525 Frenchman Street
New Orleans, LA 70116
Napoleon's Ratings - ***/*****
Our expectations for Japanese food here in New Orleans tend toward the sushi bar, or maybe those restaurants combining sushi bars and hibachi tables. But Yuki Izakaya is something quite different. There is no sushi bar here, but rather a drinking bar and a kitchen turning out small portions of Japanese bar food, soups and appetizers. It's tempting to call this tapas-style dining, but in fact the "izakaya" is its own well-established genre. An izakaya is essentially a type of tavern or bar and grill that is common in Japan. This tavern's owner and namesake is Yuki Yamaguchi, a New Orleans transplant from Shizuoka, Japan, and many of the recipes come directly from her family overseas.
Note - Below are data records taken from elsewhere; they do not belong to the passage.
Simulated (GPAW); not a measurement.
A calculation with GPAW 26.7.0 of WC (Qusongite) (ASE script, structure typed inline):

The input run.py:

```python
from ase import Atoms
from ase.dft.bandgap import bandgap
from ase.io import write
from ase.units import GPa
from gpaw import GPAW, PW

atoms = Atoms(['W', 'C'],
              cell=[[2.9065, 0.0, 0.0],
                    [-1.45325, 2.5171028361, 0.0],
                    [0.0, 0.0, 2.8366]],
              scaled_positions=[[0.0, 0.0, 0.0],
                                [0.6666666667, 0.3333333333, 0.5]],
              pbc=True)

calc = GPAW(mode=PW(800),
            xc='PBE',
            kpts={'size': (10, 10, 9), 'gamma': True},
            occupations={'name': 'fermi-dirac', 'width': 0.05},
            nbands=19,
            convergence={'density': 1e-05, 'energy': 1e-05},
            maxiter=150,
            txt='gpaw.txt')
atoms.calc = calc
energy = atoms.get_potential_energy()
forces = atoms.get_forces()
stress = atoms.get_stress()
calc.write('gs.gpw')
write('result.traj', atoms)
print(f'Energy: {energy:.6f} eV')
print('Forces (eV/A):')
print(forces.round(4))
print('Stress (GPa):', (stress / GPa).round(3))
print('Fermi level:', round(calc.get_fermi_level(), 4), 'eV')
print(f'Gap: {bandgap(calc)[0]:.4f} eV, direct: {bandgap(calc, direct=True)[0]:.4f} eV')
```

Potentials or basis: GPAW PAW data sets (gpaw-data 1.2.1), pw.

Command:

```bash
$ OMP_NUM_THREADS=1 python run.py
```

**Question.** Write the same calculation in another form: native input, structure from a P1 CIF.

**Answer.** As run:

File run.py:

Yuki Izakaya's primary identity wavers between eatery and Frenchmen Street nightspot, and as the hour grows later it feels and sounds increasingly like a club. There's often a DJ performing and sometimes musicians will set up in a tiny corner of the room. But earlier in the night most people come in looking for at least a snack, if not dinner. There are no windows and unless the huge front door happens to be open the place will be dimly lit. The restrooms are decorated with edgy collages of Japanese B-movies. Only adventurous parents would want to bring young kids here.
Staff at Yuki must switch between bartender and waitress constantly, and they certainly seem to manage the two hats well under the circumstances. For fastest service, of course, eat at the bar. For the most coherent, ordered service, come earlier in the evening before the bar crowd begins taking over. The kitchen stays open as late as demand keeps up, which can last into the early morning hours.
The standard appetizer and entrée format doesn't apply at Yuki, where the menu lists items by preparation style (fried or pickled or grilled or sautéed). The ideal way to experience izakaya eating is to order up an assortment of small dishes to share with friends in whatever order the dishes come out. Don't miss the karaage, which is fried chicken thighs marinated in ginger and soy. Tear off little pieces and dip them in the hot sauce or tangy, green vinaigrette served on the side. Small clams are soaked in a salty sake butter broth and there are plenty of Japanese noodle soups and hearty stews, including a spicy Korean-style kimchee with tuna and tofu. There's grilled eel or grilled beef tongue available. Eel turns up at many sushi bars, but here it is served as chunks on skewers with glistening skin caramelized into a sweet crust. The tongue is simply seasoned with salt, pepper and lemon and sautéed in butter until the thin slices resemble bacon. This is not the place to look for California rolls, but the handful of sashimi options Yuki serves are distinctive. For instance, the salmon carpaccio has gorgeous, thin slices of the bright orange fish topped with a relish that tastes a lot like olive salad. French fries look conventional, except these are dusted with an earthy shichimi seasoning mix of pepper and ground seeds and served with pungent wasabi mayo.
There are no sweets on this izakaya menu, so those looking for a finale to the meal usually turn to the drink options.
There's a full bar with plenty of draft beers, though Japanese libations are the big specialty. There's a long list of Japanese beers, but an even longer list of sake and the menu even includes printed tasting notes for each. Yuki is also the place to find shochu, a mild, light, distilled rice liquor, which is closer to vodka than sake. There's plum wine and cocktails that mix sake and liquor.
Yuki is a relative bargain. Most dishes cost less than $10, even the especially satisfying soups and stews. Expect to spend $30 per person here.
Yuki Izakaya is a very different sort of restaurant for New Orleans. But for those who are ready for a change from the familiar sushi bar fare, or even for those looking for an interesting late night snack along Frenchmen Street, this is a great place to try. The menu is essentially a roster of Japanese comfort food, and here it adds an adventurous option for casual dining and late-night grazing.